Wednesday 26 March 2014

Touchwood winding-up ensues heated exchanges; written submissions fixed for 3 April

The inquiry of the Touchwood winding-up case was resumed in the Commercial High Court before Amendra Senevirathna H.C.J, on 24 March, where the appearances and the legal representations of the parties were as before.

Counsel for the Petitioner Avindra Rodrigo and Counsel for the intervening creditors made their submissions in favour of the Winding-up Petition on the last date of the Inquiry (19 March 2014). 


Counsel for the Company, Harsha Amarasekera P.C. made his submissions, opposing the Winding-up Petition when the case was taken up last Monday.

The company admitted the monies owed and payable to the Petitioner and other intervening creditors who have invested in the Agarwood plantation in Thailand amount to a total of Rs. 73 million.

The company admitted that they presented several schemes of settlement in Court and out of Court at various instances and the company even admitted that they issued cheques to its creditors which were eventually unrealised. They further admitted that the cheques issued from the personal account of the CEO of the company in open Court too had not realised for insufficiency of funds in the account.

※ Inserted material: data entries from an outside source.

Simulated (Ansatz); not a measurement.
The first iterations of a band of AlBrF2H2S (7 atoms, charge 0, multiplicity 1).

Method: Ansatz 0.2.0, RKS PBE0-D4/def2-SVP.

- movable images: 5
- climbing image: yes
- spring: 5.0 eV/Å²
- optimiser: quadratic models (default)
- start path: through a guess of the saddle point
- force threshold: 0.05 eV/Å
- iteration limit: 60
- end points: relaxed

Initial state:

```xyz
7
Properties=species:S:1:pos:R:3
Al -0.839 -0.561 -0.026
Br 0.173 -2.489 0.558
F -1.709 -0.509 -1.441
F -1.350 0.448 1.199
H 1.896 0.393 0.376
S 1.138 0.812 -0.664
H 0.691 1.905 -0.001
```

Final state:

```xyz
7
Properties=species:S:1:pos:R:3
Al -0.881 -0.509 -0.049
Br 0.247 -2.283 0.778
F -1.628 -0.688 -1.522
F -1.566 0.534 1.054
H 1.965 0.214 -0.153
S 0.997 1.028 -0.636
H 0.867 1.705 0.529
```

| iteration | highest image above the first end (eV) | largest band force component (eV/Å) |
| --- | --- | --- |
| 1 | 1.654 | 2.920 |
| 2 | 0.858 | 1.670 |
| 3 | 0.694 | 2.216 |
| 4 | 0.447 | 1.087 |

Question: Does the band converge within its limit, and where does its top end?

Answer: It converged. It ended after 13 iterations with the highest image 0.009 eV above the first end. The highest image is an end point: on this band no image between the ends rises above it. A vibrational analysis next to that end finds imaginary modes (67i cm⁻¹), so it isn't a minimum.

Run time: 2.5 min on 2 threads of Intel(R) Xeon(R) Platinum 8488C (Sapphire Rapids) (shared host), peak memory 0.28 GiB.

Counsel for the company went on to say that the company has complied with all the Directives issued by the SEC imposing certain restrictions on the management of the assets of the company. The Counsel further assured that the company has not in any way attempted to siphon out funds or alienate its assets after winding-up proceedings were instituted.

Counsel further stated that the company owns not only the land used for the Sandalwood plantations in Sri Lanka but also the Land of Agarwood plantations in Thailand. However, the valuation report filed by the company discloses only land of local sandalwood plantations worth Rs. 335 million (including the value of the trees) and the company strongly believes that the debts can easily be settled by utilising the assets of the company.

The company stated in its submissions that it is not unusual for a company to undergo a liquidity crisis as in the present case. Counsel further explained by drawing an analogy with a bank where all of its depositors would want to draw their money out of the bank at the same time and stated that in such a scenario the bank will not be in a position to meet the demand of all of its depositors but would not be considered insolvent.

The company displayed a tendency to delay Court proceedings from the time of instituting legal action. Overcoming such delaying tactics the Counsel for the Petitioner and other intervening creditors insisted on proceeding with the inquiry for the Winding-up amidst objections from the company on the last occasion.

Amidst such objections from the company and certain objections from the SEC the Petitioner commenced the inquiry on 19 March 2014. Even though the inquiry for the winding-up is underway, the company still seems to believe that they are not insolvent and that they have sufficient assets to settle the creditors. The company strives continuously to convince Court that a solvent company such as Touchwood Investments PLC should not be wound-up.

Several questions were raised by the Honourable Judge during the submissions of the Counsel for the company. Among other queries it was questioned as to why cheques were issued from the personal account of the CEO if the company claims to be solvent.

Counsel for the Petitioner Avindra Rodrigo made further submissions at the conclusion of the company’s submissions. He emphasised that the company has no liquid cash at present to pay its creditors and for that simple reason the company is deemed insolvent. The fact that the company may have valuable assets should not be considered in deciding the insolvency of the company at present and Counsel further stated that the Court is not in a position to speculate the status of the company taking into account the assets of the company if it is obvious that the company has no cash. Whether the company could raise funds in the future to pay its debts is irrelevant to decide the status of the company at present.

The Counsel for the Petitioner further stated that the amounts due to the creditors by the company was never an unforeseen debt or liability as the company was aware of the period of maturity of the plantations. The time duration was stated in the contracts entered into and therefore the company should have made provision for the amounts payable to its investors. Counsel went on to state the fact that the company is faced with a cash flow crisis cannot be adopted by the company as a defence to the winding-up as the company had ample time to overcome such a liquidity crisis and prove its solvency.

Counsel for the Petitioner further stated even though the company claims to own land in Sri Lanka and Thailand and has filed a valuation report of its assets, not a single Title Deed verifying their ownership over such assets has been filed or produced in Court.

Counsel for the SEC Dr. Harsha Cabraal stated that an investigation carried out by the SEC has been concluded and that the report of the investigation will be filed in Court. From the submissions made by the Counsel for the SEC one could infer that SEC was not favouring the winding-up of the company even though they have not clearly disclosed if they were in support of or against the winding-up of Touchwood. Counsel for the Petitioner objected to the submissions of the SEC stating that they are neither a creditor nor a contributory of the company and therefore, has no authority to oppose the winding-up of the company.

Oral submissions by the parties were concluded and the case will be called for the filing of written submissions on 3 April 2014.

Counsel Avindra Rodrigo instructed by FJ&G De Saram appeared for the Petitioner while Harsha Amarasekara P.C. instructed by Messrs. Paul Rathnayake Associates appeared for Touchwood Investments PLC.